Should vizro support polars (or other dataframes besides pandas)?

antonymilne commented 10 months ago

Ty Petar, please consider supporting polars, I think it is necessary, given that the whole point of vizro is working with a dataframe in memory. Currently vizro cannot determine polars column names (detects them as [0,1,2,3,4...])

Originally posted by @vmisusu in https://github.com/mckinsey/vizro/issues/191#issuecomment-1845368168

I'm opening this issue to see whether other people have the same question so we can figure out what priority it should be. Just hit 👍 if it's something you'd like to see in vizro and feel free to leave and comments.

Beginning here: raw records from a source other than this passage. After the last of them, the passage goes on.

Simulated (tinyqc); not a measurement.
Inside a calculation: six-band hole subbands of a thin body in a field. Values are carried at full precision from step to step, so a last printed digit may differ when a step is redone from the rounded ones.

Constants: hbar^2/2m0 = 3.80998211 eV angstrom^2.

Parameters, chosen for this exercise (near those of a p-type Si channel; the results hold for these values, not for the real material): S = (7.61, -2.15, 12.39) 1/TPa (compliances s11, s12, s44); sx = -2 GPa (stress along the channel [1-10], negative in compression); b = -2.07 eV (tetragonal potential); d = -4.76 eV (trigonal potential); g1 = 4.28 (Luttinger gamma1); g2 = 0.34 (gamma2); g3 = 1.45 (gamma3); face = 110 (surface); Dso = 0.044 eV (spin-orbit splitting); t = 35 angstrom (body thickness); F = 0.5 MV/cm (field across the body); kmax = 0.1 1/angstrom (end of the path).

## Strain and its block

The current situation (25 January 2024) is:

vizro currently only supports pandas DataFrames, but supporting others like polars a great idea and something we did consider before. The main blocker previously was that plotly didn't support polars, but as of 5.15 it supports not just polars but actually any dataframe with a to_pandas method, and as of 5.16 it supports dataframes that follow the dataframe interchange protocol (which is now pip installable)
on vizro we could follow a similar sort of pattern to plotly's development[^1]. Ideally supporting the dataframe interchange protocol is the "right" way to do this, but we should work out exactly how much performance improvement polars users would actually get in practice to see what the value of this would be over a simple to_pandas call. The biggest changes we'd need to make would be to actions code like filtering functionality (FYI @petar-qb). I don't think it would be too hard, but it's certainly not a small task either

From @Coding-with-Adam:

Chad had a nice app that he built to compare between pandas and polars and show the difference when using Dash. https://dash-polars-pandas-docker.onrender.com/ (free tier) I also made a video him: https://youtu.be/_iebrqafOuM And here’s the article he wrote: Dash: Polars vs Pandas. An interactive battle between the… | by Chad Bell | Medium

FYI @astrojuanlu

[^1]: https://github.com/plotly/plotly.py/pull/4244 https://github.com/plotly/plotly.py/pull/4272/files https://github.com/plotly/plotly.py/pull/3901 https://github.com/plotly/plotly.py/issues/3637

datajoely commented 9 months ago

Maybe Ibis is a good fit here?

astrojuanlu commented 9 months ago

I only reacted with 🚀 to this, but to make my position more clear,

as of 5.15 it supports not just polars but actually any dataframe with a to_pandas method, and as of 5.16 it supports dataframes that follow the dataframe interchange protocol (https://github.com/data-apis/dataframe-api/issues/73)

this is awesome ⭐

but we should work out exactly how much performance improvement polars users would actually get in practice to see what the value of this would be over a simple to_pandas call.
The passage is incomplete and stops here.